PhD (M/F) Phononic-crystal-based interposer for isolating MEMS from vibrations

Organisation/Company CNRS Department Institut d'électronique, de microélectronique et de nanotechnologie Research Field Engineering » Materials engineering Physics » Acoustics Researcher Profile First Stage Researcher (R1) Country France Application Deadline 22 Dec 2025 - 23:59 (UTC) Type of Contract Temporary Job Status Full-time Hours Per Week 35 Offer Starting Date 1 Apr 2026 Is the job funded through the EU Research Framework Programme? Not funded by a EU programme Is the Job related to staff position within a Research Infrastructure? No

This PhD project is part of a program funded by an ASIC agency focused on developing technologies for packaging in harsh environments. The French industry includes several sectors of excellence in the fields of aerospace and defense: naval vessels, aircraft, satellites, missiles. In these sectors, value chains require the availability of MEMS (Micro-Electro-Mechanical Systems) components whose performance is far superior to that of consumer-grade components. Transferring these high-performance components to aeronautical applications currently reveals a major obstacle: their ability to withstand harsh environments, including resistance to vibrations and shocks. One of the techniques considered to reduce this limitation is the insertion of an interposer incorporating phononic crystals between the sensitive element and the environment. Phononic crystals are assemblies of periodic materials that make it possible to manipulate mechanical waves in new ways, notably by creating frequency band gaps that prevent mechanical waves from propagating through structures. The objective of the PhD is to develop a phononic crystal that will be used to create an interposer for isolating a resonant MEMS and/or protecting it from vibrational environments. The interposer will include a network of structures acting as attenuators or reflectors to either limit external vibrations from interfering with the MEMS, or concentrate the MEMS vibration on the resonant system in order to improve its quality factor.

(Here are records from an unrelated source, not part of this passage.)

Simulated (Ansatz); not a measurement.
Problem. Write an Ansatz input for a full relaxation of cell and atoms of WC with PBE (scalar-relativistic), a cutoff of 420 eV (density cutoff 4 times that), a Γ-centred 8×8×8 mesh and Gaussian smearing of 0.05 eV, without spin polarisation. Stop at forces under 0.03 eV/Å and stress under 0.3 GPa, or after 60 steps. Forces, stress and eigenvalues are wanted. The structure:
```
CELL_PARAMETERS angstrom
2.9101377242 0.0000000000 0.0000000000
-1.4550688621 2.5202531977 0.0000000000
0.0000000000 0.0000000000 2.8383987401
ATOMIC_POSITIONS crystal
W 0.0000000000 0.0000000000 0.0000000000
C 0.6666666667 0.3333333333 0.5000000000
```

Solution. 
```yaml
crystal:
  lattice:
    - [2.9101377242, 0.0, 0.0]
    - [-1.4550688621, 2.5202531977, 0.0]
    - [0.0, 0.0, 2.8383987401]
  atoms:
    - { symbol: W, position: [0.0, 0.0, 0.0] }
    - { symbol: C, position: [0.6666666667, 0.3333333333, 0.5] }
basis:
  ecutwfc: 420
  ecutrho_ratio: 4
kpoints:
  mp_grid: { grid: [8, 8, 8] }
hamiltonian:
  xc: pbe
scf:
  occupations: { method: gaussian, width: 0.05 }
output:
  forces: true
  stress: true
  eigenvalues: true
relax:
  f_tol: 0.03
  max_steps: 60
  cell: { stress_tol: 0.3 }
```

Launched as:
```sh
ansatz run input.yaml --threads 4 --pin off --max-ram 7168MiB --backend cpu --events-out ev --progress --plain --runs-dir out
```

• Studying a phononic crystal adapted to a MEMS developed at ONERA (gyroscope or time base) using finite-element simulations.
• Developing fabrication processes as well as manufacturing demonstrators in a clean room.
• Fully integrating the interposer into a package with ONERA's MEMS sensors to produce a first complete demonstrator.
• This PhD project is part of an ASIC agency program dedicated to developing packaging technologies for harsh environments.

The candidate will contribute to data analysis and interpretation, manuscript preparation, and dissemination of results at national and international conferences/meetings. The candidate must hold a Master's degree in engineering, physics, or a related discipline. Experience in numerical modeling is a plus.